Today is the 60th Anniversary of the death of my maternal Grandmother, Elizabeth Mary (Murray, Evan) Allan, but it’s more than that. It’s about the love of a daughter for her mother and a deep sense of loss and grief, when her mum died, which never passed.
Growing up, my mum’s “Birthday Book” held great fascination. How I loved thumbing through, reading the poems about “Friendship” and asking about people whose names appeared but were a complete mystery. This is how I came to learn that mum had a brother, named Norman… although he was actually a half brother, and opened up a whole part of my Nana’s life which was previously unknown to me.
The “flyleaf” was particularly fascinating for in the hand of her Grandmother, Eliza Jane (Rowen) Murray, is the dedication which reads:
under that, in my mum’s teenage hand, is written:
“14 years” and as a mature woman she added the word “old”
It was, and still is, wonderful to see my great granmother’s writing but the stories which were prompted by this entry are the real treasures.

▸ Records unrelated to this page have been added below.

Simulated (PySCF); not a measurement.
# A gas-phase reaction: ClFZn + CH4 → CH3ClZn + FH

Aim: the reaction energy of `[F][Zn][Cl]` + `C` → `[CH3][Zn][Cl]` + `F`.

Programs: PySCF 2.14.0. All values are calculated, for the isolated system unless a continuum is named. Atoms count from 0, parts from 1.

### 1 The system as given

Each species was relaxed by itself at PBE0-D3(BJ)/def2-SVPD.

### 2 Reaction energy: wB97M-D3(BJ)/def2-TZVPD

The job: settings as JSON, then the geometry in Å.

Often when thumbing through mum’s Birthday Book I would pause to read her writing, on the back pages, which all related to the death of her mum. I have vague memories of my Nana in a BIG bed just off from our kitchen, which is where she died. She had been very ill for many years so she, and Grandpa, came to live with us. Mum nursed, and cared for, her beloved mum until her dying day.
Interesting that this room later became named “the living room”, was where in later years the “tellie” was located and mum, dad, grandpa, my three brothers and I “lived” out our family indoor leisure time… mmmhhh… but I digress.
All I can remember of that day was being sent down the street to spend the day with Mrs Edith Love whom we named “Lovebird”. She was a dear friend of both my Nana and mum and I spent lots of happy times in her kitchen, chatting, cooking and eating. The next I remember is dad coming over to “fetch us” and my youngest bro, and I, were last in the line as we trooped back home. I kept saying “Nana’s dead, I know it!!!” Malcolm kept crying and saying, “No, she isn’t!!!”. This remembrance saddens me but, there you have it…
A few minutes later we were home, traipsed through the kitchen where the “rellies” were sitting around drinking tea and eating ??? … and on into the “living room” where we were taken to this huge “box” on stilts which I later learnt is called “a coffin“. We were then told to say “goodbye” to our Nana. My last memory of Nana is that she looked very young and the six year old me decided that, like magic, death suddenly makes you young again. Now I realise that all that time we were away, the Undertaker must have been busy at work for mum writes that her beloved Mum died at 9.30p.m… which must have been the previous night.
It wasn’t until after sitting with my daughter by my own mum’s death bed, and trying to comfort her during her dying hours, that the significance of those writings in her Birthday Book really hit home. Whilst my three brothers and sister-in-law were off making funeral arrangements, and “forgetting” to include me, I read and re-read and cried and cried again at mum’s anguish over the death of her own dear mother. She wrote, just 4 days after Nana’s death:
“Mum died 7th Jan. 1953. She passed away approx 9.30pm. Just passed away quietly in her sleep. I cannot believe she is gone forever. I miss her so – every where I look or turn I am reminded of her in so many ways. I try not to cry now, but my sorrow is so deep. I am crying inside, I do not want her back to suffer as she did in her last days but then I think of how lonely I am and then with all my heart & soul I cry out for just one more word to hear mum say my name or just to hold her hand or Kiss her dear face. Will this sorrow lesssen as time goes by or will I always feel so heavy hearted – Jan 11th 1953”
So Nana and Mum… the story is told. Trusting that you are both happy with my telling of it and are off having a “rollicking” good time with Jarren Vaughan, and “Silver”…
My mum was only 28 years old when her mum died and I was 61. Mum had four young children at the time, the youngest being only four, whilst my three were all grown up and with children of their own yet still I cry out, at night, just to feel her arms around me and to “chew the fat” one more time.
Luvya mum and still miss you more than I can even begin to say but happy that you are now re-united with your own dear mum.